Articles: California Native Gardening: A Month-by-Month Guide

In recent years, California gardeners have been presented with a number of excellent books on the state’s native flora and its value for gardeners and landscape professionals. Many of them have been reviewed on these pages. All have promoted California’s native plants with text and color photographs revealing their intrinsic beauty, diversity, and utility in the designed landscape. Each author has devoted a chapter or more to designing with native plants and another to their care in the garden.

Helen Popper has chosen a different approach in her delightful California Native Gardening. As the subtitle suggests, this is a seasonal guide to the care of native plants in our gardens and landscapes. Popper emphasizes the rhythm of growth, flowering, fruiting, and rest that is inherent in our natives. She acknowledges that “spring” actually arrives in October or November in cismontane California, with the first flush of growth in response to the earliest seasonal rains, and that late summer brings a dormant period—a “siesta time”—for most native plants.

The notion that gardening tasks follow this natural rhythm is what distinguishes native plant gardening here from gardening elsewhere in the country, or from the conventional approach to gardening in the West that used plants characteristic of Northern European and British gardens—for too long the default approach, even in mediterranean California.

Popper leads the reader through the gardening year, beginning with October and the first hint of a change from the summer siesta. She presents a concise list of tasks for each month, then expands upon it in a wonderful readable prose—nurturing our understanding of the needs of native plants in the landscape, month-by-month. She concludes each monthly chapter with a discussion of the flowers that will likely be in bloom in that month.

Several maintenance tasks are key to the successful cultivation of California’s native plants, and Popper returns to them regularly. Water is, of course, critical, and Popper makes the distinction between regular irrigation to establish new plants and the occasional irrigation that supplements natural rainfall and allows well-established plants to thrive. She also points out that some native plants are accustomed to water throughout the summer, as in the redwood forests and along streamsides. Mulching helps most native plants survive the annual summer dry period, but the type of mulch differs from a moisture-retentive organic mulch for plants from the redwood zone to a thin inorganic mulch for those from chaparral zones.

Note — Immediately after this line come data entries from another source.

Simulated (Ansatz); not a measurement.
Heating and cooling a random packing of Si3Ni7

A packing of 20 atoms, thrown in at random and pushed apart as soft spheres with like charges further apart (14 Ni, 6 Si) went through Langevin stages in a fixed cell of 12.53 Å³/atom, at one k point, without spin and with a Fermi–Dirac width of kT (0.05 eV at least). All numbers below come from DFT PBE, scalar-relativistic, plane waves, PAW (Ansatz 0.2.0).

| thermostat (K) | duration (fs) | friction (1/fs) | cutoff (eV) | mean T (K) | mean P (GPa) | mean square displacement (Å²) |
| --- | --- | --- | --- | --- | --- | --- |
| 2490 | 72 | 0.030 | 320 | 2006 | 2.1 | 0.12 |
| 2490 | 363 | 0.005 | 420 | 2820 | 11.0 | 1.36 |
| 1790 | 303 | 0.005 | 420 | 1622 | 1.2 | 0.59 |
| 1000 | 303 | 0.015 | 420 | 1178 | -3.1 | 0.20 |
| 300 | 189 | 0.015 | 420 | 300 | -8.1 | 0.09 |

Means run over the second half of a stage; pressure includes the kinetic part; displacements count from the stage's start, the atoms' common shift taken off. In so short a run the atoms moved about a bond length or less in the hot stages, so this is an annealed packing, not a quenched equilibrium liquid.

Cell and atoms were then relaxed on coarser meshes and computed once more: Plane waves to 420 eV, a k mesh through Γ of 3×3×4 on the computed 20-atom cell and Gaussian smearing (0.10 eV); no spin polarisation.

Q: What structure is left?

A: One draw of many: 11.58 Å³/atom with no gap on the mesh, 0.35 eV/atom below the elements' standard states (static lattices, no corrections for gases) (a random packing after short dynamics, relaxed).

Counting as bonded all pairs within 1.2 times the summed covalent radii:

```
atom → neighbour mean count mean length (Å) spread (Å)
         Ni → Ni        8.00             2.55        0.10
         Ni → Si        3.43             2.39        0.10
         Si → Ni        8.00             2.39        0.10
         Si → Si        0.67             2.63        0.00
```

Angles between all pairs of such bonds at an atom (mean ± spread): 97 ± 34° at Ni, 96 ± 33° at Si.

Pruning is one of the least understood of gardening tasks; for California natives, it should be carefully timed according to each plant’s ability to respond to being cut back; mimicking the seasonal events of fire and grazing can help keep some woody and herbaceous plants at their peak of vigor. For those interested in propagating native plants, Popper provides a thorough discussion of the plants to work with and the means for multiplying them in different seasons; an appendix summarizes when to take cuttings of the most commonly grown native plants.

Eminently readable, California Native Gardening will reside on my bookshelf right next to those treasured books by Bornstein, Fross, and O’Brien, Smith, Keator, and Rountree. This is the book I’ve been looking for to guide me through a year’s program of maintenance of the increasing number of native plants in my own garden. The native gardener in California should not be without it.